For most training programs, recalculating 1RM every 4–8 weeks is sufficient. In strength-focused blocks where significant progress is expected (beginner and intermediate lifters during a focused program), monthly updates keep training loads appropriate. Advanced lifters with slower strength gains may update quarterly. You can also recalculate whenever you set a personal record during training — if you complete 5 reps at a weight that your previous estimate suggested should be your 3-rep weight, your 1RM has increased. Never use the same 1RM number for more than 3 months if you are training consistently — the numbers drift meaningfully over that period.

For most lifters, estimated 1RM from a 3–5 rep set is a safer and equally useful programming basis as tested 1RM. True 1RM testing carries meaningful injury risk — particularly for upper body pressing movements without experienced spotters — and peak strength varies day to day by ±5–8% based on sleep, nutrition, hydration, and nervous system readiness. Building programming around estimated 1RM and adjusting based on RPE within sessions produces better long-term results than rigid adherence to percentages from an occasionally tested true max. Many elite powerlifters rarely test true 1RM outside of competition.

Each formula was derived from a different dataset of athletes performing different exercises. The Epley formula (1985) was originally derived from American football players; Brzycki was based on general strength training research; Lombardi uses a power law model; Wathen uses an exponential decay model. Because they were derived from different populations and regression methods, they diverge — particularly at higher rep counts. For sets of 3–5 reps, all five formulas typically agree within 3–5%. For sets of 10–15 reps, they can diverge by 10–15% or more. The divergence at high reps reflects genuine uncertainty about how endurance-based performance translates to maximal strength.
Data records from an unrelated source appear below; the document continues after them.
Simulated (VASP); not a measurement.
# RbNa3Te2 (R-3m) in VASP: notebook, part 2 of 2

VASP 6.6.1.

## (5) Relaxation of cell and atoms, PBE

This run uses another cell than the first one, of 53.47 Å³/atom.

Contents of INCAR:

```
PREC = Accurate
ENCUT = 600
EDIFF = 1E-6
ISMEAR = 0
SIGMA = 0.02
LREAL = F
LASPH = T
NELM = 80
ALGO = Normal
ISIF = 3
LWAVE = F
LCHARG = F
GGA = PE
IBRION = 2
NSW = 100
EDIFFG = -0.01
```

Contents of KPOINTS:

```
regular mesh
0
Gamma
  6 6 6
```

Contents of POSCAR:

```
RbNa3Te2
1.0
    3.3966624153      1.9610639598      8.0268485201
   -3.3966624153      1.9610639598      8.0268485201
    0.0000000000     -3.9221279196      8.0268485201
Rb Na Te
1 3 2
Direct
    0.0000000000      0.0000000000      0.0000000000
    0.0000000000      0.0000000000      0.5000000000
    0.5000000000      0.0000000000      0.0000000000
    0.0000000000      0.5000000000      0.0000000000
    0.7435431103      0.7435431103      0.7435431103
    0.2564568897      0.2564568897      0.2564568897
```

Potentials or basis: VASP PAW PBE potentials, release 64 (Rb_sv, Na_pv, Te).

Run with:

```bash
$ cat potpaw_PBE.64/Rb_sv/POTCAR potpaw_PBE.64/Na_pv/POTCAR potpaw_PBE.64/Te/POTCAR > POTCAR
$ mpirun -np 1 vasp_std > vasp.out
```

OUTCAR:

Yes, but with reduced accuracy. The formulas were developed primarily from barbell compound lift data (squat, bench press, deadlift, overhead press). For these movements, accuracy is highest. For dumbbell exercises, the free-weight stabilization demands change the rep-to-max relationship, and estimates tend to be less accurate. For machine exercises, the guided movement reduces stabilizer recruitment, producing a different rep-to-failure relationship. For isolation exercises (bicep curls, leg extensions), individual variation in muscle fiber type dominates the rep-to-max relationship more than for compound lifts, making 1RM estimates unreliable. For these exercises, RPE-based loading is generally more practical than percentage-based programming.